“Configured to” and “capable of”

While some examiners at the PTO push back on the limiting effect of “configured to” or “capable of” claim language in apparatus claims and other examiners do not, the Federal Circuit typically treats such language as limiting during litigation.  The recent oral argument of Bally Technologies, Inc. v. Business Intelligence Systems Solutions, Inc., App. No. 2013-1131 (Fed. Cir. Nov. 8, 2013) not only highlights that the Federal Circuit treats such language as limiting but it also raises some questions about apparatus claims that recite a claim element as “configured to [achieve a particular result].”

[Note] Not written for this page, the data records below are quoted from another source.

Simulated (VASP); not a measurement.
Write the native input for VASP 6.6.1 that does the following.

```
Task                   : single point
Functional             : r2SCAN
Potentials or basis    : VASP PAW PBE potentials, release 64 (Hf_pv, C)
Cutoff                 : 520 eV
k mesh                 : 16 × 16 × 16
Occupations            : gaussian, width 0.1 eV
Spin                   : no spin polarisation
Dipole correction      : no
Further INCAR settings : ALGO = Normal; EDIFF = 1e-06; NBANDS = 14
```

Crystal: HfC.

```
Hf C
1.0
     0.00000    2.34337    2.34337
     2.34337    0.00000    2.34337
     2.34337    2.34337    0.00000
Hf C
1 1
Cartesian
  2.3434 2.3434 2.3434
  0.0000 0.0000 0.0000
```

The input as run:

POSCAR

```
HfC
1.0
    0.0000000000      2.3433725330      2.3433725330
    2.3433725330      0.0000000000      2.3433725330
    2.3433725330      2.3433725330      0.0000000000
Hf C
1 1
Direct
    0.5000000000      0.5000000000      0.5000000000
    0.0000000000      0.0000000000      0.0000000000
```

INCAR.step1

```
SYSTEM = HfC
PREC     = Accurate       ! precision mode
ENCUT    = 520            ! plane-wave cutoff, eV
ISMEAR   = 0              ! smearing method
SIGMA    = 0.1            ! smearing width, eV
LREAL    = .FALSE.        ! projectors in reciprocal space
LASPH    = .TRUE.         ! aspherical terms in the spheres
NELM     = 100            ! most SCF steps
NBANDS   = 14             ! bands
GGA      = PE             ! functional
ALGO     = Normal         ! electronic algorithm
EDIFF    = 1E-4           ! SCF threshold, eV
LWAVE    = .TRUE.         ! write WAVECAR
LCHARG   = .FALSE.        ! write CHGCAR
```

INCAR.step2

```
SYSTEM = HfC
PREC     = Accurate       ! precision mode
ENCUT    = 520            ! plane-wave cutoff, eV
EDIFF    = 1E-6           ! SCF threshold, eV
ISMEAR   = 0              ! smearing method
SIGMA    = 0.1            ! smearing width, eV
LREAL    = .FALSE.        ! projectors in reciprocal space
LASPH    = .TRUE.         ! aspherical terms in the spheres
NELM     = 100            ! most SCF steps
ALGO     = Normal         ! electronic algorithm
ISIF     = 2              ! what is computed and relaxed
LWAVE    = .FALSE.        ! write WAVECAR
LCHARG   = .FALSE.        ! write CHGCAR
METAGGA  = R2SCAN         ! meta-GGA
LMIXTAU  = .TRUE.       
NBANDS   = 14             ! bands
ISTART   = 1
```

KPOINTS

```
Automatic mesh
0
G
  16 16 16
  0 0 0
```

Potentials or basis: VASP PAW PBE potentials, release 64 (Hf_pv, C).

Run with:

The Federal Circuit panel merely issued a Rule 36 judgment.; however, you can review the relevant district court order [here] for more background.  An example of a claim at issue in the case was claim 1 of the ‘367 patent:

1.  A data visualization system comprising . . . a contour generator configured to generate and display one or more contour lines at least partly around each data point or group of data points, each contour line representing data values that are less than the data value[] of the data point[] around which the contour line is displayed.

The relevant discussion concerning the “configured to” language is available [here].

Some of the questions raised were:

1) Does use of the phrase “configured to [produce a particular result]” in an apparatus claim require that the result be produced every time the apparatus is used rather than just some of the time?

2)  Does the case law that addresses claims using the phrase “capable of” apply to claims that recite “configured to?”  For example, does the Finjan case apply to “configured to” claims.

At one point during the oral argument, the appellant mentioned a district court case from August concerning Versata.  Apparently the judge in that case treated “configured to” language and “capable of” language differently.  I wasn’t able to locate a link to the Versata opinion.

For an interesting discussion of functional claiming from a prosecution perspective see “Functional Claiming and Functional Disclosure,” 6th Annual Advanced Patent Law Institute, January 20-21, 2011, Alexandria, VA by Bradley L. Wright [Link].

UPDATE September 15, 2018

Here are some more “configured to” and “capable of” opinions:

Parkervision, Inc. v. Qualcomm Inc., __ F.3d __ (Fed. Cir. 2018)

Dell Inc. v. ACCELERON, LLC, 818 F.3d 1293 (Fed. Cir. 2016)

Ericsson, Inc. v. D-Link Systems, Inc., 773 F.3d 1201 (Fed. Cir. 2014).

Nazomi Communications, Inc. v. Nokia Corporation, 739 F.3d 1339 (Fed. Cir. 2014).

UPDATE October 4, 2018

Versata Software, Inc. v. SAP America, Inc.,717 F.3d 1255, 1262-63 (Fed. Cir. 2013),

ViaTECH TECHNOLOGIES INC. v. Microsoft Corporation, No. 2017-2276 (Fed. Cir. May 23, 2018).